Summarize Attributes

Summarize Attributes diagram


This tool summarizes all the matching values in one or more fields and calculates statistics on them. The most basic statistic is the count of features that have been summarized together, but you can calculate more advanced statistics as well. You can optionally choose to summarize into time steps, or summarize all features without grouping them.

For example, suppose you have point features of store locations with a field representing the DISTRICT_MANAGER_NAME, and you want to summarize coffee sales by manager. You can specify the field DISTRICT_MANAGER_NAME as the field to dissolve on, and all rows of data representing individual managers will be summarized. This means all store locations that are managed by

Manager1
will be summarized into one row, with summary statistics calculated. In this instance, statistics like the count of the number of stores and the sum of TOTAL_SALES for all stores that
Manager1
manages would be calculated, as well as for any other manager listed in the DISTRICT_MANAGER_NAME field.

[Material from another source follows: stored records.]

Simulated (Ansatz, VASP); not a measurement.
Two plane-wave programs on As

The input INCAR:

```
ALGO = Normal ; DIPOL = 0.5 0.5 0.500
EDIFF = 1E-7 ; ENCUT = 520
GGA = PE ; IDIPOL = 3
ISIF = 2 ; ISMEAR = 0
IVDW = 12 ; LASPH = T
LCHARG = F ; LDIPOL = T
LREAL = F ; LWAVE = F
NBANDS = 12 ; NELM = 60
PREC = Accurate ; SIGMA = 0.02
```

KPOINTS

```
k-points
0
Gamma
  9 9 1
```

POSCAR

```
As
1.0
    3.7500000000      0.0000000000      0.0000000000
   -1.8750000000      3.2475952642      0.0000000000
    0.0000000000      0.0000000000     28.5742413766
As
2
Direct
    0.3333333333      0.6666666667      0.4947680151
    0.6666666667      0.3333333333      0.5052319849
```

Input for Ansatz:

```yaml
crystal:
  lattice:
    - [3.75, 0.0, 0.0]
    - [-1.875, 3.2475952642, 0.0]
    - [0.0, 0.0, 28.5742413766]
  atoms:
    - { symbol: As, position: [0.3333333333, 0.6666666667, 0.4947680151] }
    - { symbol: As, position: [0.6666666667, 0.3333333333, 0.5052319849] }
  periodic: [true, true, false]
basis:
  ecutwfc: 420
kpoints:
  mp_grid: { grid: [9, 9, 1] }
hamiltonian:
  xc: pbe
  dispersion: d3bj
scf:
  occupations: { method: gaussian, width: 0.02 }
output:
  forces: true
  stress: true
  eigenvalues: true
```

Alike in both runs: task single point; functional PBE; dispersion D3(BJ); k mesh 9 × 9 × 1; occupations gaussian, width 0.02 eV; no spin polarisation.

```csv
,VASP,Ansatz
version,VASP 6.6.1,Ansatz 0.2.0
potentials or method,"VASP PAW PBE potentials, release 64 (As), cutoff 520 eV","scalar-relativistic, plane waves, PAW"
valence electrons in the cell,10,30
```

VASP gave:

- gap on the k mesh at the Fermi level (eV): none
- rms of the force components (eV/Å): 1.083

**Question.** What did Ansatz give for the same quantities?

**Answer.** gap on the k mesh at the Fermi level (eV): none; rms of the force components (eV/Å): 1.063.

Choose the input to summarize


The layer that contains the fields that will be summarized.

In addition to choosing a layer from your map, you can choose Choose Analysis Layer at the bottom of the drop-down list to browse to your contents for a big data file share dataset or feature layer. You may optionally apply a filter on your input layer or apply a selection on hosted layers added to your map. Filters and selections are only applied for analysis.

Choose how to summarize your data


There are two ways to summarize your data:

  • All features into a single feature—Calculates statistics on all features.
  • By fields—Groups features by like values in specified fields.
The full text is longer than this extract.